Kathleen Belew Profile picture
Dec 28, 2022 34 tweets 6 min read Read on X
I'm so excited to share my thoughts on @maddow Rachel Maddow's phenomenal new podcast, ULTRA. Mild spoilers ahead, along with my wholehearted endorsement (1)
ULTRA is a vivid, funny, smart podcast about the “Great Sedition Trial” of 1944. I’m a historian of the paramilitary white power movement and a major sedition trial of similar/same activists in the 1980s... (2)
...and I was still bowled over by the first episode, which details a number of elements you will recognize in the 1980s incarnation of paramilitary white power groups I wrote about in Bring the War Home: (3)

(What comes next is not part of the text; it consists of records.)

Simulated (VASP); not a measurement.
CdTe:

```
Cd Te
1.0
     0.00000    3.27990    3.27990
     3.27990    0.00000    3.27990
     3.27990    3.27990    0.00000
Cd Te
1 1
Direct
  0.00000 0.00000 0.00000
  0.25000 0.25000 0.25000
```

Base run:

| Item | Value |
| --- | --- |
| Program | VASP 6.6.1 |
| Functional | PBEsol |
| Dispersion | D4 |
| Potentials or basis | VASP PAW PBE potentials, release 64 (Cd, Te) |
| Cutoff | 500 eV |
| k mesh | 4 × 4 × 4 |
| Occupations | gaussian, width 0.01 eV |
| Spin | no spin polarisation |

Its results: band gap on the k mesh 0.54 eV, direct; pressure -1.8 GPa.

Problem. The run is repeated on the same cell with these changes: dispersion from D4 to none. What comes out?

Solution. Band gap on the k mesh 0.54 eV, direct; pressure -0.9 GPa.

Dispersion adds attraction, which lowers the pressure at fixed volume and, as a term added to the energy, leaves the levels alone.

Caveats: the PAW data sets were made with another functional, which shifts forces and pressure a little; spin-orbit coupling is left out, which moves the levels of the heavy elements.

These include 1) organized paramilitary groups and Aryan bookstores 2) a plan to wage war on the federal government through selective targeting 3) building and storing bombs 4) distributing hate materials ... (4)
5) being really excited about Nazis 6) getting illegally obtained weapons from state sources (National Guard units in this case, Ft Bragg in the '80s) and 7) stunning failures, to put it mildly, in surveillance, prosecution, and government response. (5)
I am, as I mentioned, a historian of the paramilitary right. And this podcast has persuaded me that a broad-based, social movement of Nazi and Klan activists was afoot in the 1940s... (6)
... and that it wasn’t just America First here and the Silver Shirts there, but that there was a groundswell of interconnected people (interconnections well documented in the show, btw) that wanted to overthrow the U.S. and implement a fascist government. (7)
The Great Sedition Trial was a spectacular failure, leaving us largely unaware of the real threat posed by a coalition of Hitler-backed Nazi propagandists;... (8)
...sitting U.S. senators using their offices (and taxpayer money) to distribute disinformation designed to turn Americans against each other; ... (9)
...an array of paramilitary groups ready to go to war on the US and install a fascist regime; and a series of failures in judicial accountability. (10)
It was such a failure that bringing the story together is a shock. As @maddow notes, this historical moment is usually remembered as a time when Americans unified against the threat Hitler and fascism posed to the nation and the world. (11)
The trial was such a failure, in other words, that most of us don’t know this story (12)
Maddow is primarily focused on judicial and political responses, which is a perfectly appropriate focus when discussing criminal acts. It’s hard to point to exactly where the Great Sedition Trial fails: (13)
(is it the defendants putting together propaganda envelopes right there in the courtroom? Government reprisal against the prosecutor? The judge who allows the defendants room for all kinds of disruptive hijinks and then dies, mid trial?) (14)
(Or maybe the president who buries the incendiary investigation that proves---for, what, the third time?—that this effort was designed and bankrolled by the Hitler Regime?) (15)
It's a lot of failure, but that’s not where we land. Maddow’s point about this, in the last episode, is that the crisis we face today is not new, and that this realization should give us hope—because previous generations have faced this threat and overcome it. (16)
I’ll add a hopeful penny: not only have previous generations faced this crisis before & overcome it, not only did our institutions hold strong, as she points out, through the accountability of elections and courts. (17)
But another thing happened: history (18).
By this I mean that between then and now, the Civil Rights Movement, the women’s movement, the LGBT movement and others have profoundly transformed the way Americans think about equality. (19)
The climate crisis has ignited political action, particularly among young people. When we face reactionary moments and fascist conspiracies (and I mean that here in the sense of groups of people conspiring to overthrow the government, which is what seditious conspiracy is). (20)
So, we have NOT ONLY the example of prior generations confronting this threat and standing it down, as ULTRA shows: we also have years and years of teaching and learning and organizing. We don’t reset back to zero with every sedition trial. (21)
This brings me to the gentle critique, offered only because Maddow asked: as a field expert, I listened to ULTRA absolutely rapt in part because of her talent at storytelling but in part because of all the connections to the present moment that were immediately clear to me: (22)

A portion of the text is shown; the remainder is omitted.